What to let go: What should the field discard that no longer serves advisors and families well? The inherent negativity and pessimistic bias of Wealth 2.0 should be stripped away in all its forms. The wealthy should stop being portrayed as helpless actors hoping to fend off a generational curse that will inevitably rob them of all they achieved. We should stop invoking shirtsleeves to shirtsleeves, an outdated proverb too absolute in its perspective and discouraging in its message. We should stop citing outdated invalid research that has little applicability to today’s world of diversity, complexity, possibility and knowledge. Rather than repeat statistics conveying a false sense of certainty, it would be healthier to accept that much is still unknown about the long-term patterns of wealth or family business transitions.
Advisors should resist the temptation to use these old admonitions as motivators for families or justification for services that perpetuate fear-based planning and implementation. These include those opaque, highly controlling wealth transfer plans grounded in fears of contaminating the next generation or allowing input that might differ even slightly from the wealth creator’s views. Overly simplistic advice like, “philanthropy will be how your family can stay together” ignores the many other actions needed to preserve wealth and the damage created by top-down charitable planning.
Advisors or families who fall back on their personal experience or media reports about yet another disaster in wealthy families should remember the perils of confirmation bias, where what we notice is strongly colored by our preconceptions and not by real data. Millions of successful, functional families of wealth don’t make for good press, or any press.
What to implement: Finally, what should advisors and families do that’s more beneficial, going forward? Wealth 3.0 is notable for its focus on strengths, inclusion, collaboration and rigorous professional practice. Drawing from the burgeoning field of positive psychology, it emphasizes possibility, positivity and creativity using the strengths and resources individuals and families already have.

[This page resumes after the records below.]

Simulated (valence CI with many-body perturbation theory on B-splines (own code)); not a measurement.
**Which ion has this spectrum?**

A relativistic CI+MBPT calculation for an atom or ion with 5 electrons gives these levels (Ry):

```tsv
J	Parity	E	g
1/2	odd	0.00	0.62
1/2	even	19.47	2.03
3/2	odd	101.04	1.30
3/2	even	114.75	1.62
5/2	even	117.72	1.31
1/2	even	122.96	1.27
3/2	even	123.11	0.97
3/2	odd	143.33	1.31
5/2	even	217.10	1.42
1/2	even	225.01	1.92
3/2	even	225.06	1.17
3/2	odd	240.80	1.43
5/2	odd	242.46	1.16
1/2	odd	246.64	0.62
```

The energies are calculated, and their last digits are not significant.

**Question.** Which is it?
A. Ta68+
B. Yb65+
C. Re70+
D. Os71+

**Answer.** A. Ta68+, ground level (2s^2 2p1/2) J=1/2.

This doesn’t mean being blindly positive, ignoring real difficulties encountered in parenting, family functioning, personality development or even wealth management. Those who come to wealth from economic scarcity are often unprepared for the massive culture change to which they must adapt. They risk making natural but avoidable choices that eventually impact wealth across generations. Instead of feeding those decisions or telling clients they’ll fail, a Wealth 3.0 approach seeks to provide early, accurate, helpful advice that bolsters good choices and praises success along the way.
Wealth 3.0 adds greater emphasis on intrinsic motivation—the desire to create a good outcome simply because it’s the right thing to do. It’s driven by purpose rather than fear. Holding family meetings, teaching financial literacy and creating foundations for the family’s values and collaboration can all still be done. But they can be propelled by an innate desire for engagement, mutual trust, respect and shared values.
Wealth 3.0 takes seriously social critiques of inequality and helps families respond in constructive ways to their good fortune. Through whatever political or social lens families may adapt, they make choices about using wealth for themselves, successive generations, the community and the environment. With less shame or guilt as motivators, wealth is understood as a complex opportunity and challenge, not a binary “blessing or burden” set of choices.
Equally important, Wealth 3.0 is a call to action for greater professionalism and rigor by the diverse practitioners of family wealth advising. Relinquishing the Wealth 2.0 tendency to accept beliefs as truths, family wealth advising needs to coalesce into a coherent field of study, research and practice, with an agreed-on body of knowledge, competencies and activities that cross disciplinary boundaries.7 Devoted to the needs of the client, it will demand both clarity and accountability.
As an inherently multidisciplinary field, family wealth advising should deepen and formalize its integration with its companion professions of finance, estate planning, family business consulting, risk management, philanthropic advising, sociology and psychology, to name the most relevant. Academic and professional training programs should develop core curricula in scalable fashion to produce a new generation of advisors with the skills clients deserve and demand. Cross-discipline training will help foster integrated team functioning, an increasingly important prerequisite for working at the highest levels of the field.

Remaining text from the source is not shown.